Introduction to virtualization: Manage drivers with VMware Tools

Rick Vanover explains the importance of having the correct drivers for the hypervisor and how this is ensured by installing and updating VMware Tools.

In my first piece on the basics of virtualization, I explained how virtualization abstracts host hardware from the virtual machines, which is made easy through special drivers. These special drivers provide the virtual machine with the correct drivers for their hypervisor and allow some special interactions to occur.

For VMware environments, this is achieved through VMware Tools. VMware Tools is a package for many operating systems that will provide the correct interaction to the hypervisor. VMware Tools exists for all guest virtual machines that run on all VMware hypervisors: ESXi, Workstation, Fusion, Player and more. Each hypervisor has VMware Tools available to the guest virtual machine as an installable package, usually as a CD-ROM .ISO mounted as a virtual device.

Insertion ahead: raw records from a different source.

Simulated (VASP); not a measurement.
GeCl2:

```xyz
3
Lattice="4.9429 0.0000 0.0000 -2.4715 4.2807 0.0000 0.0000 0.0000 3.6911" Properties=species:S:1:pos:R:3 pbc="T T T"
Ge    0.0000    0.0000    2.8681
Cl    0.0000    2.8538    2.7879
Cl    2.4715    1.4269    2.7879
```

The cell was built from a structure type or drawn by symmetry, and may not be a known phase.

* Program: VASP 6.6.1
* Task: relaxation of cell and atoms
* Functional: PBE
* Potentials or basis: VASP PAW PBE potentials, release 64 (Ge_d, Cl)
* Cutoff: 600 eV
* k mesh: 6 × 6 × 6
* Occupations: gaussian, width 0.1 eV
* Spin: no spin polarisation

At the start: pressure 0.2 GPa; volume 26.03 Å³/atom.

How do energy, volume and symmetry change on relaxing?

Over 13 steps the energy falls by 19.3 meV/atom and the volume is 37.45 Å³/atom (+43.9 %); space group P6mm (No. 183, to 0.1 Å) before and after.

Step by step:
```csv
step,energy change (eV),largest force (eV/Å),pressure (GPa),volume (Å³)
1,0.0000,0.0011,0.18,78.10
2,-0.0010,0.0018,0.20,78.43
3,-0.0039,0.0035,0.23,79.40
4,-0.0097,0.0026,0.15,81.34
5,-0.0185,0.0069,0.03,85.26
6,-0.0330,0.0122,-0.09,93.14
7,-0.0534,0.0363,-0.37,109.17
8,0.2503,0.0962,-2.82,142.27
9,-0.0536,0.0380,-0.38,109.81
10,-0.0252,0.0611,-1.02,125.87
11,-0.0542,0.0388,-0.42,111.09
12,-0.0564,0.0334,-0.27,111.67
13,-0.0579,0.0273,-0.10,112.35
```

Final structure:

Without the proper drivers installed, the operating system of the virtual machine will not operate correctly. Devices may not be discovered, their performance will be degraded, and interacting with the VM will be clumsy. The best clumsy example is interacting with the console video display of the VM; it will be difficult to seamlessly transition out of the virtual machine console.

To install VMware Tools, simply right click on the VM in the administrative interface and select the the option to install or upgrade VMware Tools as shown in Figure A below:


Installing VMware Tools functions much like any other application you’d install in Windows. VMware Tools exists also for Linux VMs, as well as effectively all other guest operating systems that are supported by each VMware hypervisor. Note that as new hypervisors are released, some operating systems are deprecated from support. A good example is Windows NT and older operating systems. Older hypervisors had support, and an installable edition of VMware Tools for those operating systems; however, they’ve since been removed. Some administrators hold on to the .ISO images of VMware Tools packages from older hypervisors (like VMware Server 2.0) for support of the older operating systems.

When VMware Tools is installed, you can see devices have a very VMware-focused look and feel to them. You also want to ensure that no devices have a question mark, red x, or yellow exclamation point assigned to them in Windows. Figure B below shows a virtual machine with VMware Tools installed on the system and the devices are very much VMware-specific:


Once VMware Tools is installed on the virtual machine (in this example, a Windows Server 2012 system), you'll see an icon in the system tray indicating that the VM has VMware Tools running. This is the easiest way to see if a VM is running correctly, in terms of VMware Tools interaction (Figure C).


If you don't see the icon, it’s possible that VMware Tools is not installed on the virtual machine. For Windows systems, you can also look for the VMTools service in the list of Windows services running. You can find more information on VMware Tools at VMware KB 340 and the VMware documentation center.

It’s also important to ensure that virtual machines keep VMware Tools up to date. This helps ensure that the newest hypervisor features will work correctly and keeps the administrative console clean of any warnings about tools being out of date.